So it's kind of like, again, a little bit like of an anarchy in most of these.
It sounds like an ideal society to be good.
It sounds perfect.
Sounds awesome.
Fucking cowboys, fucking making beef jerky, presumably.
Yeah, it sounds great.
Smoking a shit and hella tobacco.
Yeah, it sounds dope.
So while San Domingue exists under this pretty horrifying racial caste system, like slavery as awful as it's going to exist basically anywhere during like the period of the African slave trade, Santo Domingo is a lot less controlled and as a result, kind of a lot less awful.
And so it doesn't develop, which is not to say that it's, you know, there aren't, there isn't slavery.
There aren't a lot of like abusive social structures that exist, but it doesn't develop the same preconditions for revolution that you get in San Domingue, right?
And as we all know, in San Domingue, enslaved people have themselves a revolution starting at the tail end of the 1700s.
And in one of history's great upsets, they win their freedom from France.
Now, this is how we get Haiti, and the rest of the world has never stopped punishing Haiti for this, right?
We talk about this again in our episodes on Papa Doc and Baby Doc, but basically Haiti's history from this point is being continually fucked over by everyone else on the planet.
Close to it, not far from it, up to the present day.
So in Haiti, you know, they're dealing with after this period of revolution, pretty continuous incursions from the French until they finally force Napoleon to get the fuck out of there.
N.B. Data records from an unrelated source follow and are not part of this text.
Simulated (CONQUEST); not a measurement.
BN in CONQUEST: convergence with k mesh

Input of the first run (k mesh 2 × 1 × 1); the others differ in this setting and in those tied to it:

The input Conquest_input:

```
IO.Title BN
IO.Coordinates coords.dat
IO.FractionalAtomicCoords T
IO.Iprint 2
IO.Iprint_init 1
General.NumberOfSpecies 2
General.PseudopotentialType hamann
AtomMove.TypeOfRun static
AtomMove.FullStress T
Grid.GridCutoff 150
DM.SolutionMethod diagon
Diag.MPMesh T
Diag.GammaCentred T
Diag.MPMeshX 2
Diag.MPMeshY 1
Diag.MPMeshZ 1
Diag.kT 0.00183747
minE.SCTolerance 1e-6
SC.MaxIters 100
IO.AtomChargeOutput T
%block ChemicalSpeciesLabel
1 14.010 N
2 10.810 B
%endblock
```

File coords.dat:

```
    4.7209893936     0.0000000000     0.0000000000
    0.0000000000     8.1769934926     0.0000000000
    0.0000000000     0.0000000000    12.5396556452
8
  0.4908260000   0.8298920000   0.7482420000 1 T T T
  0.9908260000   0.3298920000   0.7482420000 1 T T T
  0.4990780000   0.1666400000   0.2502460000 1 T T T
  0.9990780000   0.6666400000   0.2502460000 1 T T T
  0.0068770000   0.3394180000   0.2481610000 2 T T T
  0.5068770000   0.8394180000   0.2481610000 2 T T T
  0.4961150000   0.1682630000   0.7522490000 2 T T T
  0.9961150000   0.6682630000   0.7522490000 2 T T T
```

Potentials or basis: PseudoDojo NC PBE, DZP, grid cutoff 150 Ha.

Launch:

And the process of getting Napoleon out and of, you know, ensuring their liberty means that they build up a pretty good army.
Like Haiti has by kind of the late period of fighting off the French repeatedly, they have a pretty like powerful military.
And they are also by sort of the point they're done fighting the French for the most part, they're kind of, they're deeply traumatized, right?
They've had all of these horrific wars.
They are basically constantly aware of the fact that all of Europe and all of the Western world wants them back in fucking chains.
And so they're pretty paranoid.
And the thing that they start to focus on once France is less of a threat is the fact that they've got this neighbor, right?
They've got Santo Domingo sitting on most of their island and it's a possession of Spain.
And Spain, if you're not up on your Napoleonic history, for one thing, Spain is kind of briefly a part of Napoleon's empire, at least chunks of Spain are.
So the Haitians are like, well, I don't really like that they're just sitting there, a possession of Europe, right?
It feels like this could be really bad for us.
So why don't we, why don't we take them over, right?
Why don't we deal with Santa Domingo?
And to make a long story short, Haiti invades and they occupy Santo Domingo for about 22 years from the early to the mid-1800s.
Elites Trying to Whiten Population 00:09:30
And like all occupations, it's not pleasant, right?
Like very rarely do you like occupy a country with soldiers and everyone is like, we really like being occupied by your soldiers.
This is a good time for everyone, right?
Is Santo Domingo being is like being occupied by the Spanish at the same time or are they just no, no, the Haitians kicked the Spanish out for about 20 years or so.
Okay, so it's just occupation to occupation.
Cool, super fun.
Everyone's colony, which is an occupation to a military occupation.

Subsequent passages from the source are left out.